I don’t really know why I get attached to certain people so fast. Trust me if I could change anything about myself, it would be that. It’s like as soon as someone starts to show they care I latch on and it’s a pain to let go of. I tried to blame my mom for this awful curse but when she asked why I had no real clue why so I had to point the blame back at myself.
See anytime I get attached to someone they show me why I shouldn’t. They show me why I was so hesitant to let them in the first place. But the problem is, I never stop myself from getting attached. I would look at myself in the mirror tears rolling down my face and say “I will not get attached anymore” yet next thing you know, I’m getting attached and then getting hurt. It’s a vicious cycle. A vicious cycle I cannot break.
This inconvenient ability to get too attached too fast has caused me to do the only thing I think is logical but in reality is far from it. Block out all feelings. And say some feelings sneak through... no problem I’ll just try and ruin it before it gets anywhere real. This has caused for many awkward encounters of people I’ve had to just cut out of my life in fear I’ll end up hurt.
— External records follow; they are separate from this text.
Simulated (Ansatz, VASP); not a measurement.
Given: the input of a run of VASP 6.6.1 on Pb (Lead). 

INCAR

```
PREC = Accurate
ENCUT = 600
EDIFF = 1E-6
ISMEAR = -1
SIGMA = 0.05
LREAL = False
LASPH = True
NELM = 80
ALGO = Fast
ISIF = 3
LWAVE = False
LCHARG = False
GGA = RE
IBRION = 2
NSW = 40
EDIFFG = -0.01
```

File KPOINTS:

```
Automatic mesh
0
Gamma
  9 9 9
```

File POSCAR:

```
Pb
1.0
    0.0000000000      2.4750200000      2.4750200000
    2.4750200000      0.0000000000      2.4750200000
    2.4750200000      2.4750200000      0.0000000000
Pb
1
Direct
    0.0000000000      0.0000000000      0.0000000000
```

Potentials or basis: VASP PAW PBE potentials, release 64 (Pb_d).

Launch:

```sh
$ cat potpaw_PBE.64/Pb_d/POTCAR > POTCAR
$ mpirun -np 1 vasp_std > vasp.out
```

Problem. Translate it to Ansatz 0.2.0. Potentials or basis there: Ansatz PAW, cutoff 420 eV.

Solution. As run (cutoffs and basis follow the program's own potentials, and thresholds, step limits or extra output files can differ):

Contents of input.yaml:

I mean I guess in the process of cutting everyone out I’ve probably cut out some really awesome people. Unfortunately, I wouldn’t know.
I say I don’t know why I get attached so fast or so much but to be honest I think I do know why. And it does have something to do with my mom, with both my parents actually. They have never not shown me love, that’s all I know, love. So I blame me getting attached on the fact I have so much love to give. It still sucks though… and it always will, until I find the right person to get attached to.